Methodology
The honest answer to how this actually works — standards profiles, scan modes, confidence scoring, evidence, reproducibility, the trust boundary, and the claims we will not make.
Verassa evidence protocol
Evidence
01Screenshot, DOM, replay, and axe baseline captured before decisions.
Judgment
02Reviewer route, rationale, and owner stay attached to lower-confidence work.
Verification
03Re-scan records and disclaimers travel with reportable outputs.
Standards profiles
A profile sets which success criteria a scan evaluates against. You choose the bar; the platform does not pick it for you.
WCAG 2.2 Level A and AA — the benchmark used in litigation and procurement.
The full A and AA success criteria; the default for most audits.

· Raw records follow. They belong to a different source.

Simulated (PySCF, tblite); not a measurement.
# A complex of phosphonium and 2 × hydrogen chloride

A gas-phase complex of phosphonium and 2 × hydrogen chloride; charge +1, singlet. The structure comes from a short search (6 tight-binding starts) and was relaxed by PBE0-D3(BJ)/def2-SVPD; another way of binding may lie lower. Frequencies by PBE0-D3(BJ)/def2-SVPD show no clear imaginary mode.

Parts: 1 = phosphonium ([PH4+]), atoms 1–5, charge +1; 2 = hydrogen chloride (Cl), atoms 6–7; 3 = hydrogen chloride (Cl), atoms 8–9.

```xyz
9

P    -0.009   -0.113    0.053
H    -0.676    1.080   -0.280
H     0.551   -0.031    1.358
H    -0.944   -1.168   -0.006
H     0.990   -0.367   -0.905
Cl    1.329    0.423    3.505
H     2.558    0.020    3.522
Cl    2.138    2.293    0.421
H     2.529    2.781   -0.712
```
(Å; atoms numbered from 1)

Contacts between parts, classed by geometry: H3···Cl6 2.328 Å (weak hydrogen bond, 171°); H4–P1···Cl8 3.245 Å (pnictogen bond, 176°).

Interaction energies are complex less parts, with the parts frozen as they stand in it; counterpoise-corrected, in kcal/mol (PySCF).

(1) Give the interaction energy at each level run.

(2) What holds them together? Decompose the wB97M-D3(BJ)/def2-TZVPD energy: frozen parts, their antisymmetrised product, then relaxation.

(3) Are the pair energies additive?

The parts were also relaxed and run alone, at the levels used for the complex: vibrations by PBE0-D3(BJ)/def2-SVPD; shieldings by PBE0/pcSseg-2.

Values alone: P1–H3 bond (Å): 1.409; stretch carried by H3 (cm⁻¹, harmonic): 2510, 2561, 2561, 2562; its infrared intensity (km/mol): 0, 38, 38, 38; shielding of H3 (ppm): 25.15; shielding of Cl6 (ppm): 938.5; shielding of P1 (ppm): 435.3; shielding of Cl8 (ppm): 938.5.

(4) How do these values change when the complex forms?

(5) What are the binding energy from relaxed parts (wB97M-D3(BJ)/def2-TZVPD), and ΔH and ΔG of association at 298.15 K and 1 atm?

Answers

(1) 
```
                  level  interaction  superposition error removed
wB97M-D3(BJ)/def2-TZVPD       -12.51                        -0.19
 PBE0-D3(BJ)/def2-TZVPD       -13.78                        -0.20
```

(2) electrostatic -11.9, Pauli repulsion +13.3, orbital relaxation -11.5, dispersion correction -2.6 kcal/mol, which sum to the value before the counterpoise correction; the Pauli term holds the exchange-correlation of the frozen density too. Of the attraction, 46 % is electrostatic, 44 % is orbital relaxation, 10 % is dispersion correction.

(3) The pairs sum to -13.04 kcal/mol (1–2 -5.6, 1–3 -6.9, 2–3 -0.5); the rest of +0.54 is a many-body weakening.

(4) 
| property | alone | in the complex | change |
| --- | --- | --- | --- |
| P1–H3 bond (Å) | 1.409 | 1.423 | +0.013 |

Applicable AAA criteria plus established best practice, for teams going past the baseline.
A profile you define, for a specific policy or contractual requirement.
Scan modes
Scan mode sets depth and scope. Deeper modes evaluate more pages and flows and take longer.
A fast pass over a small page set, for a first read on posture.
A representative sample of pages and flows; the typical audit depth.
A wide crawl including authenticated flows, for a thorough audit.
Deploy-time scans that re-check critical flows as the site changes.
Confidence scoring
Each candidate finding is scored from 0.00 to 1.00 for how strongly the evidence supports it. Confidence is not a guess about severity — it measures how certain the evaluation is that the finding is real.
Thresholds gate what happens next. A high-confidence finding can be auto-confirmed; a lower-confidence finding routes to human review. Customers can move those thresholds to match their own tolerance for false positives versus missed findings.
Evidence pipeline
A finding without evidence is an assertion. The evidence pipeline captures, for each finding, the DOM, screenshots, interaction recordings, the accessibility tree, a transcript of the agent's reasoning, and the automated baseline result.
Evidence is redacted for personal information before it is displayed or exported. The redaction step is not optional and not skippable.
Reproducibility
Every scan pins its configuration: the agent versions, the model versions, the prompts, the axe-core version, the standards-profile version, and the sub-agent code commit hashes. Every finding records a reproducibility hash over that configuration.
A customer can request reproduction. The platform re-runs the locked configuration and verifies the findings match. An audit you cannot reproduce is one you have to take on faith; this one you do not.
Trust boundary
Customer source code, proprietary DOM snapshots, authenticated-flow evidence, credentials, and regulated content do not silently leave the trust boundary. The routing decision is enforced at the model-routing layer, not left to convention.
Every scan report includes a provenance section stating what data went where. Enterprise customers can route sensitive data classes in-tenant or to a self-hosted model.
Human-review gates
The platform is explicit about which outputs a model may produce alone and which require a qualified reviewer. Internal working documents can be generated from agent output. Any output a third party will rely on — an external report, a VPAT or ACR draft — requires a named reviewer.
A report does not silently cross from draft to external-reliance status. The gate is a step, with a person in it.
Open evaluation
The platform is measured against a gold-standard test set. We publish that test set, the scoring methodology, and the results — including the agent, model, and ruleset versions behind each run. Anyone can score the product themselves.
This is the only credible answer to how the product differs from an overlay vendor. We will not market the product as comparable to a human auditor unless and until the public evaluation supports that claim.
Claim boundaries
We do not call a site compliant, accessible, or conformant. A passing scan means the evaluation finished with no findings in that scope — not that a site meets a legal standard.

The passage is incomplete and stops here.